Skip to content

dormlab/mccl

 
 

Repository files navigation

MCCL

CI

MCCL registers a mccl backend for torch.distributed on Apple Silicon (MPS).

Install PyTorch, then pip install mccl. To our knowledge, the first torch.distributed backend with MPS DDP (including multi-node). Same torchrun workflow; MASTER_ADDR on every node — docs/MULTINODE.md. TCP by default; RDMA where supported.

Requirements

  • Apple Silicon Mac (arm64). No Intel.
  • Xcode Command Line Toolsxcode-select --install (needed to compile the extension).
  • Full Xcodeoptional for local pip install -e .: without xcrun metal, the build skips the precompiled mccl_shaders.metallib but still installs shaders.metal next to _C for runtime JIT. For PyPI releases, CI sets MCCL_REQUIRE_METALLIB=1 so wheels always include the .metallib (needs Xcode on the builder).
  • Python 3.11+
  • torch (PyTorch) ≥2.5 and numpy ≥1.20 — declared in pyproject.toml / requirements.txt; install torch first when building from source so headers/libs resolve.

Install

pip install torch
pip install mccl

Source tree: pip install -e ".[dev]". If the PyPI name mccl is taken, rename in pyproject.toml and setup.py.

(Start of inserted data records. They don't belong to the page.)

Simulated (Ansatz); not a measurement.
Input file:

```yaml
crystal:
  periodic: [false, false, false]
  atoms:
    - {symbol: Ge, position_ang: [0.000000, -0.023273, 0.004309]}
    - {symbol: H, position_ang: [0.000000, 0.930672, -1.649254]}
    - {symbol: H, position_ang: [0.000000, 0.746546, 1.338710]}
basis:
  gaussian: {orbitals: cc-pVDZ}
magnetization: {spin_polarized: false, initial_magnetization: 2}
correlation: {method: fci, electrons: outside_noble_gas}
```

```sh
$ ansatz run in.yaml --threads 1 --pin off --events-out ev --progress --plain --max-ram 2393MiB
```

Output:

Demo: https://github.com/user-attachments/assets/21865149-b077-4b65-93cc-f9e319ff0328

Performance

M4 Max + M1 Max, TCP over Thunderbolt, global batch 256, ~96.5M params — ~78 samples/s single-GPU vs ~134 samples/s MCCL DDP (2 ranks). Details and reproduce commands in Throughput below.

bench
bars

Examples

python examples/ddp_dummy_train.py --baseline
torchrun --nproc_per_node=2 --nnodes=1 --master_addr=127.0.0.1 --master_port=29500 \
  examples/ddp_dummy_train.py

Defaults there: DDP BATCH_SIZE=128 per rank → global 256 with 2 ranks; baseline path uses global 256 unless you override. Shrink batch if you OOM.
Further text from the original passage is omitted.